So I wonder if it’s actual problems or rather just caution broght from other languages and platforms that don’t guarantee this kind of backwards compatibility.

Especially when it comes to books, the knowledge contained there definitely doesn’t get outdated with a new version. Especially now with 1.6 which mostly brings improvements in tooling. But also I would say the changes in 1.5 and 1.4 should be mostly covered by going through the changelog in about 15-20 minutes. As I said, I’m keen on hearing “experience reports” with something more concrete - if there are truly some issues, for me it means that the release process should be improved more than anything else.


I have commented on lesson “Elixir Tutorial Part 4 (GenStage)” (
https://goo.gl/nu6qXX). Look for my name, “michele mendel”.

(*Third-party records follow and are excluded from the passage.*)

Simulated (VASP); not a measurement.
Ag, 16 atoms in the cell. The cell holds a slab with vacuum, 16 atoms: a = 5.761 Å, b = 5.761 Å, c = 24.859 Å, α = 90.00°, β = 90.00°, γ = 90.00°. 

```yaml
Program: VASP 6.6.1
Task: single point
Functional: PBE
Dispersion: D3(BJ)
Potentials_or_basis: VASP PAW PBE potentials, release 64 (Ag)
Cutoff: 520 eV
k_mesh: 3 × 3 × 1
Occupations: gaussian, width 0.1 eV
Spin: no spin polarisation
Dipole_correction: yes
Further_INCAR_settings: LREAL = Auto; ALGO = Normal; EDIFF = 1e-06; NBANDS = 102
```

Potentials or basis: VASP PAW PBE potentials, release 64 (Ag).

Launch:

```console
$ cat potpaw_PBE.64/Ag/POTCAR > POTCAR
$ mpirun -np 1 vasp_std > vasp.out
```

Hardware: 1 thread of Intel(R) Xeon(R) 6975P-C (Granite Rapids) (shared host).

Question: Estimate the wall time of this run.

To be fair, I was using v1.6, because of the new formatting functionality.
This may seem like a small thing, but it took me some time to figure this
out. On one hand it was a good exercise, but also somewhat distracting. I
have full respect for people doing tutorials for free, but a payed tutorial
should be more up to date.

After the experience with the above mentioned tutorial, I got reluctant to
try anything older than v1.5, but I may be wrong. I have already paid for
the tutorial on Udemy and will try it out.

I really enjoy Elixir. I am also learning Elm at the same time, and
together they are wonderful languages.




I’m running 1.6.0-rc.0 and using the older way to specify supervisors and workers still seems to work for me with, for example, Ecto. Maybe you just forgot to actually import Supervisor.Spec?